Paper Review - Memory Barriers a Hardware View for Software Hackers

Overview

This article is a summary of the paper "Memory Barriers a Hardware View for Software Hackers" and discusses the underlying reasons why many synchronization issues occur and how to fix them.

Topics covered include

  1. the behavior of caches on CPUs with many cores
  2. specific methods for maintaining consistency
  3. what is a write barrier, read barrier
  4. different consistency management techniques for different architectures and how the OS handles architecture consistency regardless of CPU architecture.

Note:

  1. *May be easier to understand if you read the paper along with the article?
  2. the paper refers to the CPU as Core in the text

MESI

State

The cache of a CPU core has four distinct states

  1. Exclusive
    1. the value exists 'exclusively' in the core's cache
  2. Modified
    1. the same as Exclusive, the value exists only in the core cache.
    2. but if the value is changed and it has to discard its own value, it is obliged to reflect the value in memory
  3. Shared
    1. the value in the cache is shared with other cores
  4. Invalid
    1. the cache does not contain anything

State Diagram

image-20240126111231050.png|round

State Transitions

The cache state of a core changes depending on the behavior of the core or the behavior between cores.

For example:

  1. Core1 has stored the exclusive value A in its cache.
  2. if Core2 sends a request to read that value
    1. Core1 tells Core2 what the value of A is
    2. the state transitions to Shared because A is no longer exclusively Core1's value

and so on.

Message

The aforementioned read request acts as the message that triggers the state transition.

The types of messages are

  1. Read: A read request to request cache information from another core.
  2. Read Response: an answer to the read request
  3. Invalidate: Invalidate the value in the other core's cache (delete the other core's value so that only you can have it)
    1. Invalidate Acknowledge: Acknowledge that you have invalidated
  4. Read + Invalidate: Request both Read and Invalidate at the same time (I give you a value and you invalidate it)
    1. naturally, both Read Response and Invalidate Acknowledge are required.
  5. Writeback: Write back the value from the cache to memory, which has the effect of freeing up space in the cache.

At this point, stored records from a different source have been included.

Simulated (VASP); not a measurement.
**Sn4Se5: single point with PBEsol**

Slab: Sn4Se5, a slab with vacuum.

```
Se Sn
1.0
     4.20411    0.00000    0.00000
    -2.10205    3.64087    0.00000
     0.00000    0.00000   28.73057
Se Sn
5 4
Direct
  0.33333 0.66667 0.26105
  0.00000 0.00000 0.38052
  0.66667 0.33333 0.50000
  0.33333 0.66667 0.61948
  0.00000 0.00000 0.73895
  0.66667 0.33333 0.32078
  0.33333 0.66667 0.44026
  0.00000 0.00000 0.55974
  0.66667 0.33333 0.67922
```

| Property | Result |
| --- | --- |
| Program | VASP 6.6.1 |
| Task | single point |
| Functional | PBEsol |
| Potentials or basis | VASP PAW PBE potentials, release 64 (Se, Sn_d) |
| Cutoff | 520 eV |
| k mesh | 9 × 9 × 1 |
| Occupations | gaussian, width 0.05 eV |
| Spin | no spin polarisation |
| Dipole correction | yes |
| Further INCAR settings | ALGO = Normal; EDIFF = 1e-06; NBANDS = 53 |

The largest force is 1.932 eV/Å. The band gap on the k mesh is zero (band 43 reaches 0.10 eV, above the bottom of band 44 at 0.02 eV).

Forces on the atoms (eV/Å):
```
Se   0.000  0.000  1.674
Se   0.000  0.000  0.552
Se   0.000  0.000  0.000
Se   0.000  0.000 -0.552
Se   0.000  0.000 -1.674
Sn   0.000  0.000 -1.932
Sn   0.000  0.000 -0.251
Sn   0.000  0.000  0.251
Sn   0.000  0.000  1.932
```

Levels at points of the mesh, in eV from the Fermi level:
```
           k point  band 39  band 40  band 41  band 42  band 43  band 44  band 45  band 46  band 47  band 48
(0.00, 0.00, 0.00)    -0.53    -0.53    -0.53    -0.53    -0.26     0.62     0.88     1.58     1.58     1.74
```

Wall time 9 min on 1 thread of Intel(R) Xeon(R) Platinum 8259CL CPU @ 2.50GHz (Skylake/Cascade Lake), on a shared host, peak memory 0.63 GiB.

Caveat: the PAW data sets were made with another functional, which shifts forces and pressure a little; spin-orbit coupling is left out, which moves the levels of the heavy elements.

Problems and optimizations

MESI allows cores to be consistent about values that they do not share.

However, waiting for each other's request naturally incurs overhead whenever shared resources are used.

Prob 1: Invalidate + Acknowledgment

Sending a message is basically the same as sending data.

In other words, just as there is latency in data communication on the network, the CPU has to wait for an answer to the request, and that is the overhead.
Pasted Image 20240126112647_753.png|center

In the above situation, in order to proceed with the write operation on Core0, I need to request Read + Invalidate from the other cores to check if my value is the latest value, and compare my value with the other cores' values.

In other words, there is an overhead of waiting for messages from the other side for comparison.

But *Does Core0 always have to wait for Core1 in the write operation?

In a write operation, my value will be written anyway, regardless of the latest value?

Store Buffer

This is where the Store Buffer comes in: a buffer to "mark" the value as written without having to wait.

With the introduction of the store buffer, commands that contain a store command can be executed immediately without waiting for a message from the other core.

However, the store buffer alone causes the following problem
image-20240126114430722.png|center
[R + I = Read + Invalidate. The picture isn't neat enough;;]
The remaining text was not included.